David83
Advanced Member level 1
Hi,
I have this equation:
\[g_1^*(q)h_1^*(q)g_1(q^{-1})h_1(q^{-1})+g_2^*(q)h_2^*(q)g_2(q^{-1})h_2(q^{-1})\]
where
\[g_1(q^{-1})=g_{10}+g_{11}q^{-1}+\cdots+g_{1N}q^{-N}\]
and the same for h. \[q^{-1}\] is the time delay unit, and \[q\] is the time advance unit. I need to find the spectral factorization of this in the form of \[f(q^{-1})f^*(q)\], and I have no clue how to do that. Any hint will be highly appreciated.
Regards
I have this equation:
\[g_1^*(q)h_1^*(q)g_1(q^{-1})h_1(q^{-1})+g_2^*(q)h_2^*(q)g_2(q^{-1})h_2(q^{-1})\]
where
\[g_1(q^{-1})=g_{10}+g_{11}q^{-1}+\cdots+g_{1N}q^{-N}\]

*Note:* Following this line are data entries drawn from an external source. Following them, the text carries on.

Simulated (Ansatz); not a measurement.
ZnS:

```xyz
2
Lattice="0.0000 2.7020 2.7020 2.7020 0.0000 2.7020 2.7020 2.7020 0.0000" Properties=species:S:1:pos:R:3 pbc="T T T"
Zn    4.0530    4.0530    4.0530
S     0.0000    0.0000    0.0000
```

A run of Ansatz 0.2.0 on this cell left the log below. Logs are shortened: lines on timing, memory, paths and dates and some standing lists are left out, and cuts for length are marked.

and the same for h. \[q^{-1}\] is the time delay unit, and \[q\] is the time advance unit. I need to find the spectral factorization of this in the form of \[f(q^{-1})f^*(q)\], and I have no clue how to do that. Any hint will be highly appreciated.
Regards